Weak El Nino Forecast in Pacific by End August – NOAA Source: PlanetArk
USA: August 26, 2004
WASHINGTON – A weak El Nino, a weather pattern that distorts wind and rainfall patterns worldwide, is expected to develop in the central Pacific by the end of this month, U.S. government forecasters said.
The National Oceanic and Atmospheric Administration “expects weak El Nino conditions to develop by the end of August,” Conrad Lautenbacher, the NOAA administrator, said in a statement. “Presently, NOAA does not anticipate significant impacts from this potential El Nino in the United States.”
However, NOAA said it was unclear what impact, if any, the developing El Nino could have on ocean temperatures along the west coast of South America.
The agency said it will update its El Nino outlook on Sept. 9.
El Nino, Spanish for “boy child,” is a periodic, abnormal warming of water in the Pacific Ocean, which can last up to 18 months.
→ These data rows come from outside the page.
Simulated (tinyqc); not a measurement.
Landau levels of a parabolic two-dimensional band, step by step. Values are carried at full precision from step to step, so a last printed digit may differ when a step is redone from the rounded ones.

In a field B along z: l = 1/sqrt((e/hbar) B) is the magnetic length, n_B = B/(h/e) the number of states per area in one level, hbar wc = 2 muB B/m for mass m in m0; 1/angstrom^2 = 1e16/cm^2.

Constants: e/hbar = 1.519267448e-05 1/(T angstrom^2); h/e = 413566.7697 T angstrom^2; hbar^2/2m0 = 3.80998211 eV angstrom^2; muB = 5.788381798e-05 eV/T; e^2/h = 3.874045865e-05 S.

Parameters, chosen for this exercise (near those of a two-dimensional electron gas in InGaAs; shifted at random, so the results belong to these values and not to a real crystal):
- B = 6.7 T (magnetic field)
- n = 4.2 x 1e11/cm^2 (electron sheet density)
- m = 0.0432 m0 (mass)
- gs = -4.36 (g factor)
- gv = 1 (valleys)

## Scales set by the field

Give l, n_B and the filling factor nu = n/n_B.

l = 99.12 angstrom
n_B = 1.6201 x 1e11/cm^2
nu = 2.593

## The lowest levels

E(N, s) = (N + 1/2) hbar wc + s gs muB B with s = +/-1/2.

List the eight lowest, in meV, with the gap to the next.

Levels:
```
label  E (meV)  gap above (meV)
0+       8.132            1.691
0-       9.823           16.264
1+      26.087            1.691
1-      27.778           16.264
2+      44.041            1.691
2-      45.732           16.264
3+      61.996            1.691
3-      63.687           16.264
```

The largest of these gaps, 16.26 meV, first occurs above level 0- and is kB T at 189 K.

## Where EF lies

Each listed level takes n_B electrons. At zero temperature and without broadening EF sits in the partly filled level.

The last one, from May 2002 through March 2003, caused record rains in Europe and Australia’s worst drought in a century. In the United States, it aggravated drought in the Plains states and unleashed heavy storms in the south and east.
A severe El Nino in 1997/98 triggered severe drought in Australia, the Philippines and Indonesia and rampant flooding in Chile, Ecuador and Bolivia. The weather pattern was blamed for the deaths of hundreds of people.